Input: Q = 3, arr[] = {2, 2, 5, 5, 4, 6, 3}, queries[][] = {{1, 7}, {6, 8}, {7, 2}}
Output: {6, 6, 5}
Explanation:
The total distinct elements after each query (one-based indexing):
Query 1: p = 1 and x = 7. Therefore, arr[1] = 7 and arr[] becomes {7, 2, 5, 5, 4, 6, 3}. Hence, distinct elements = 6.
Query 2: p = 6 and x = 8. Therefore, arr[6] = 8 and arr[] becomes {7, 2, 5, 5, 4, 8, 3}. Hence, distinct elements = 6.
Query 3: p = 7 and x = 2. Therefore, arr[7] = 2 and arr[] becomes {7, 2, 5, 5, 4, 8, 2}. Hence, distinct elements = 5.

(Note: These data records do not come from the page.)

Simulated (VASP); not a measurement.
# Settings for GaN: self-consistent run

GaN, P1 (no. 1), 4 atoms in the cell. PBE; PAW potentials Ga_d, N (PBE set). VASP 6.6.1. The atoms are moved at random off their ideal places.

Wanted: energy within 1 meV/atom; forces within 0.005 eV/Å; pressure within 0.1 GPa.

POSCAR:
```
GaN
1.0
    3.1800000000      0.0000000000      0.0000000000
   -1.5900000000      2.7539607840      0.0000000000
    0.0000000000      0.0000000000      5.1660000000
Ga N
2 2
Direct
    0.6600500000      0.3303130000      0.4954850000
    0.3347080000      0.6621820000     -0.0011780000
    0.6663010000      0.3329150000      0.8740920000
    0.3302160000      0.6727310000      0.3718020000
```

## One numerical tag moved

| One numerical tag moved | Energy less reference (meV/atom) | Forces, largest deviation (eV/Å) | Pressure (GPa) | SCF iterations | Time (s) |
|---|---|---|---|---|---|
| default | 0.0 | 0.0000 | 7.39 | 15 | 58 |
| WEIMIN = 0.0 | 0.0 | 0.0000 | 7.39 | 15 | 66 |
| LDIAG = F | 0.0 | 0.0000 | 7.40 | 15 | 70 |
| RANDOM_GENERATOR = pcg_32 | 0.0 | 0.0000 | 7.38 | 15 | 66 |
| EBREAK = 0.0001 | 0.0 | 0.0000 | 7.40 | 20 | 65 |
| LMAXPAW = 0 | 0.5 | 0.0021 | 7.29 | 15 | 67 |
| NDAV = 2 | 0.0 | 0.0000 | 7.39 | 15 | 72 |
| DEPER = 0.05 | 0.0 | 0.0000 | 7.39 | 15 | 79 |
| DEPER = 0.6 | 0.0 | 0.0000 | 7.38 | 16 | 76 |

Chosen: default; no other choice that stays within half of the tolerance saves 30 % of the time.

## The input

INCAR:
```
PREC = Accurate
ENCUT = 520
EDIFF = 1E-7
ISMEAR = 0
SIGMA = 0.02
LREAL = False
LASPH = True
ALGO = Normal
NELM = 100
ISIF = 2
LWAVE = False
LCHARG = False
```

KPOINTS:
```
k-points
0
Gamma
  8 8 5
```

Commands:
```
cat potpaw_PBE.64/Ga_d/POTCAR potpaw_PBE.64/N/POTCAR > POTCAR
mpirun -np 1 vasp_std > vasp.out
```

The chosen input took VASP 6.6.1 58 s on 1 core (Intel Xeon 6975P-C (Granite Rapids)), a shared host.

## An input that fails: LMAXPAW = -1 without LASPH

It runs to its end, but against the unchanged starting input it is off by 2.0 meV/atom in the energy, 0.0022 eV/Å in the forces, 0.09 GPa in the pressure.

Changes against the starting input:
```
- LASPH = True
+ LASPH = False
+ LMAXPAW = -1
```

Input: Q = 2, arr[] = {1, 1, 1, 1}, queries[][] = {{2, 2}, {3, 3}}
Output: {2, 3}
Explanation:
The total distinct elements after each query (one-based indexing):
Query 1: p = 2 and x = 2. Therefore, arr[2] = 2 and arr[] becomes {1, 2, 1, 1}. Hence, distinct elements = 2.
Query 2: p = 3 and x = 3. Therefore, arr[3] = 3 and arr[] becomes {1, 2, 3, 1}. Hence, distinct elements = 3.

Naive approach: The simplest approach is to update the given array for each query and insert all the elements of the updated array into a Set. Print the size of the set as the count of distinct array elements.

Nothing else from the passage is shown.